I read "nomad" and got excited. Then I came to "religion," "war machine," and was on the edge of my seat. When I read Mongol, I jumped for joy like no Deluezing reader ever has. All these issues are right up my alley and not so common in architecture. By the end of the article, however, I was at the back of my chair trying as hard as I could to figure out how he was using mathematics.

Deleuze jumps around a lot in this text. I give him immediate credit for inserting social issues but they are so watered down in all the analogies they become distracting. He compares the striation to geology, organisms, fabrics, human anatomy, composers and more all while insisting on Greek language lessons. He seems to be munching through ideas like breakfast cereal.

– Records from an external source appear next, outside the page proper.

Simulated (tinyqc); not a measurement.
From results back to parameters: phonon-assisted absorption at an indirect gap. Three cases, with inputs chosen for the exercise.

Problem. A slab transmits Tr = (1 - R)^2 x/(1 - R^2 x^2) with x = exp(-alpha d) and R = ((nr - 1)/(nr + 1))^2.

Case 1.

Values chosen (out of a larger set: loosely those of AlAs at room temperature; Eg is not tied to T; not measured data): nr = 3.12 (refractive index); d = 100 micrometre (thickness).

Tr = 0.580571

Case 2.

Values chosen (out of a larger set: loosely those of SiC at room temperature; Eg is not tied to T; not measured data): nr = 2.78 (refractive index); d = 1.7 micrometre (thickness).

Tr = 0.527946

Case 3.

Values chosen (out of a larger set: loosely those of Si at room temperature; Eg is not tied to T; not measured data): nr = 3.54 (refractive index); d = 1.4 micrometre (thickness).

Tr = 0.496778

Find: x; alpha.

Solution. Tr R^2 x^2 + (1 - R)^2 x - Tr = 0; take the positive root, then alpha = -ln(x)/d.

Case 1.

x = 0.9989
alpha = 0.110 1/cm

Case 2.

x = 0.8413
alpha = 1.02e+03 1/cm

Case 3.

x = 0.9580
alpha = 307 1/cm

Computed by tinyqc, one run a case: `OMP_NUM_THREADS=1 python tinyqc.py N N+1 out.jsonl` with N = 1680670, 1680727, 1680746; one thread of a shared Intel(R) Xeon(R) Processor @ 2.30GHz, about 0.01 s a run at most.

He is either covering way too much ground or he just can't nail down what he is trying to say. (I will recant this statement after a few more readings.)

Deleuze had some very interesting tangents. For instance, "composers do not hear; they have close-range hearing, whereas listeners hear from a distance. Even writers write with short-term memory, whereas readers are assumed to be endowed with long-term memory." Woa. He gets into some great ideas pertaining to scale, point of view, orientation. His notion of the sea also paints an eloquent picture of complexity in common notions of striation. He really has me when he talks about bearings and fabric and yet I get confused again when he brings up the Mongols and nomads. I think a discussion of this reading would do me a lot of good.

I'll read through it a few more times and get back..

Comment for Adam

The response is interesting and in light of one Deleuze's books logique de sens, not far off target in terms of Deleuze's multiplicity. Deleuze for instance was very interested in Lewis Carroll's work on mathematics and his book Alice in Wonderland. I like the notion of a kind of delirium. I'm not sure though delusional is something he is offering as an alternative form of thinking. Difficult as the texts are, they still offer one interesting insight into our problem: namely, how far can the use of a mathematical model travel?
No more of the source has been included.